As Rolf Harris prepares to mark 60 years in television, a BBC documentary follows his efforts to paint a key scene from Shakespeare's A Midsummer Night's Dream.
Why paint A Midsummer Night's Dream?
Of all the Shakespeare plays I've heard about, or seen snippets of, or read about, that struck me as the most potential for a painting. It was just fascinating, that image of that stunning-looking fairy queen [Titania] who had the magic potion put in her eyes by Puck, the naughty little sprite, so that whenever she wakes up, the first thing or animal she sees, she'll be instantly head over heels in love with. So she wakes up and the first thing she sees is this bloody guy going off to some fancy-dress ball with a donkey's head on him [Bottom]. And he's a peasant, the lowest of the low. And there's this infatuation. It's a magic juxtaposition of images.
You've got supermodels Lily Cole and Lizzy Jagger among those posing semi-nude for you in the program. Were any of your subjects hesitant in saying yes?

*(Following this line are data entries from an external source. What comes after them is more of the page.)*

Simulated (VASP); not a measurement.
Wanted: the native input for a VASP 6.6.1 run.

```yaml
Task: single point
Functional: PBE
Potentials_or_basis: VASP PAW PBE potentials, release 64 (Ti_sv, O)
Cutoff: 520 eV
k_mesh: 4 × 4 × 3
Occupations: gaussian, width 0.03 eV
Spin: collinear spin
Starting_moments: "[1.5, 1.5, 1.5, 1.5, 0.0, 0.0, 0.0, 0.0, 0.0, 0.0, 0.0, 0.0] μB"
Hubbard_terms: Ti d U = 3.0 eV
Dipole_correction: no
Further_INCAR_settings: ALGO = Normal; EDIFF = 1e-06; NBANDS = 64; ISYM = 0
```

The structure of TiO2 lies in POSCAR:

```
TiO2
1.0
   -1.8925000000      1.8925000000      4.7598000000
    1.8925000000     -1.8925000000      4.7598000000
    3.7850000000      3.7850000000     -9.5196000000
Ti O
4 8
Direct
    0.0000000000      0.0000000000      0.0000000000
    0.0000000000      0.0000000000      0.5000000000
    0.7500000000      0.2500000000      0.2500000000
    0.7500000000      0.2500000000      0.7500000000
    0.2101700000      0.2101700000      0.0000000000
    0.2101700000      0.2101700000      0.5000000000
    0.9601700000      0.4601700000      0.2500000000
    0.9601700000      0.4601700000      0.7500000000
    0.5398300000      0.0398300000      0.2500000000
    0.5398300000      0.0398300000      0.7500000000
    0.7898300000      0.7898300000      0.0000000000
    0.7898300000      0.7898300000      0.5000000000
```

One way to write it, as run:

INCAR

Lily Cole wasn't sure. At one stage she said no, then a week later came back and said yes. She didn't know whether it would portray her in the way she wanted to be seen by the public. She'd just finished an art-history course. I wanted Helen Mirren as well, and she said she'd love to have done it but she was working in America when we were filming. The others were very keen.
In the documentary, you visit Australia and return to Canada, where you're still very popular as well. What was the most precious moment for you, looking back?
Vikram [Jayanti, the director] asked me where I thought was most important in my life, expecting me to say Australia, or my home town [Perth]. But the place that really made me feel secure about who I was was Vancouver. Nobody had ever heard about me, except the fact that I had a hit record in Australia [with Tie Me Kangaroo Down, Sport]. So I was able to turn up and be who and what I wanted. They accepted me as me, and that changed my whole life, really. It set me up to feel completely self-confident.
When you returned to England, you recorded with the Beatles's producer, George Martin. How did that happen?
When I came back, I approached EMI to put out the recordings I'd made in Australia. And they said [affecting posh English accent] ''Well, it doesn't work like that, old boy; we'll send you to meet George Martin.'' What I didn't realise then was that anyone who was weird was sent to George Martin [laughs]. That was the happiest accident of my life. He talked me into rewriting a song called Sun Arise [another big hit]. I thought it was going to be No.1. But some fellow named Elvis Presley jumped in at the last minute.
You're renowned for your musical noises and instruments - including the legendary wobbleboard and the stylophone. Is the Harris house full of music?
No, I'm a weird fish. I'm forever whistling a tuneless whistle, [it] drives my wife mad. I honestly don't know I'm doing it. My problem is, I'm painting every day. I get up at about six in the morning and start at 10am. Usually, I'm flat out painting every day. And I have to concentrate. My daughter is the complete opposite - she has to have music playing.
How did you become a national treasure in Britain?
I've always been unashamedly Australian: very honest with everybody, always real. I've never made them look stupid, I've always told the truth as I saw it. On top of that, I did interesting things with songs and paintings. Everybody says, ''Oh, I remember those huge paintings you used to do. We were all sitting round with the family, trying to guess what it would be.'' A lot of people have grown up watching everything I've done - all the drawings and the paintings. I've been on the screen since the 1950s. That's a long time.